Papon (Angaraag Mahanta) is a talented singer, composer, programmer, producer, born in Assam. A very gifted music artist, 40-year-old Papon formed an electronic folk-fusion band called Papon and The East India Company which performed in the SAARC Music Band Festival. He has been a part of MTV Coke Studio 2013, has performed at NH7 and many other Indian festivals, and has also appeared in the sixth episode of The Dewarists with Rabbie Shergill.
In 2012, he won the GIMA Awards for Best Pop Album of the Year for his debut Hindi album The Story So Far. In 2012 he won the JD Annual Rock Awards for Best Male Voice of the Year and Best Song of the Year (for Boitha Maro). He has also dabbled in playback singing for Bollywood and is now a successful singer/composer and has worked for some big banner films.
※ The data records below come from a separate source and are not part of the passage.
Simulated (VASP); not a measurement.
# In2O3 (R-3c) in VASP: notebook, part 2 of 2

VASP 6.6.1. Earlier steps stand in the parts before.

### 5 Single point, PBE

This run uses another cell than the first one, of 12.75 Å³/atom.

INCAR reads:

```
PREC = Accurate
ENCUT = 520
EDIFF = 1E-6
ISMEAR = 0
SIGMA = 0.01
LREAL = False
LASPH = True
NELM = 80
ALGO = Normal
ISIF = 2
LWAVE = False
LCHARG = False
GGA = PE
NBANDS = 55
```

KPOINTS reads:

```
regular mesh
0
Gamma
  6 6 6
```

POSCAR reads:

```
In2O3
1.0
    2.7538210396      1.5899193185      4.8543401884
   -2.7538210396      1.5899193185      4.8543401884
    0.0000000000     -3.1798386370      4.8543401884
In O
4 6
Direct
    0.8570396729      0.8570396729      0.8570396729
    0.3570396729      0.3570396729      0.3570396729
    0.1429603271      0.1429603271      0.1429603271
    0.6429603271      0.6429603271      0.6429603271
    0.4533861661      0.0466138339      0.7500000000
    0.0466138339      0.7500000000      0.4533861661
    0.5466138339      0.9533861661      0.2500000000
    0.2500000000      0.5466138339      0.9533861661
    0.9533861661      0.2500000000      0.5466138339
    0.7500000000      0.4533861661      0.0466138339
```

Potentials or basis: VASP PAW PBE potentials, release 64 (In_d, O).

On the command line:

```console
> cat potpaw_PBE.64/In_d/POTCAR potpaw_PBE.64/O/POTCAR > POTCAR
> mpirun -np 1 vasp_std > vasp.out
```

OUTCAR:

His film projects have been few and far between — the highlights being the breakthrough Jiye Kyun from Dum Maaro Dum (2011), Kyun from Barfi (2012) and Maula from Madras Café (2013) — but he is now gaining credence as a composer. He has also done work for Bajrangi Bhaijan, Bombay Velvet and Hawaizaada among others. Papon has also composed a dreamy, old-fashioned duet with Shreya Ghosal for Bobby Jasoos.
His initial training has been in Indian classical music and traditional music (religious and folk) from Assam. His experiments include elements of ambient electronica, acoustic folk, ghazals, new-age, and Indian classical music.
In an exclusive chat with VERUS FERREIRA, he reveals his tryst with music, his collaborations and his work in Bollywood.
Your real name is Angaraag Mahanta. How did it come to be Papon?
Papon is my pet name. Yes, my real name is Angaraag Mahanta. But then Papon has stuck since childhood and somehow it has this zing in it, it’s so catchy and with time the name and I got popular. (laughs)
What about Papon and the East India Company?
East India Company is because all of us are from east of Assam. We were figuring out a name for the band and we just found it. It is actually the Kolkata-based company that existed at that time that came to be known as the East India Company, so we thought we might as well use it. It sounded nice as it also meant a place and area we come from. So when we founded the band our idea was to invade the world with music not with guns, and so we used the name East India Company. We have eight members in the band. (smiles)
Why have we not heard about you all this time?
This could be more because the language is not well-known here in Mumbai and the local distribution and market was more in Assam. It was only a few years ago that Times Music wanted to release my Hindi album. In fact, I have also convinced them to release my Assamese music albums here too. So let’s wait and see how things work out.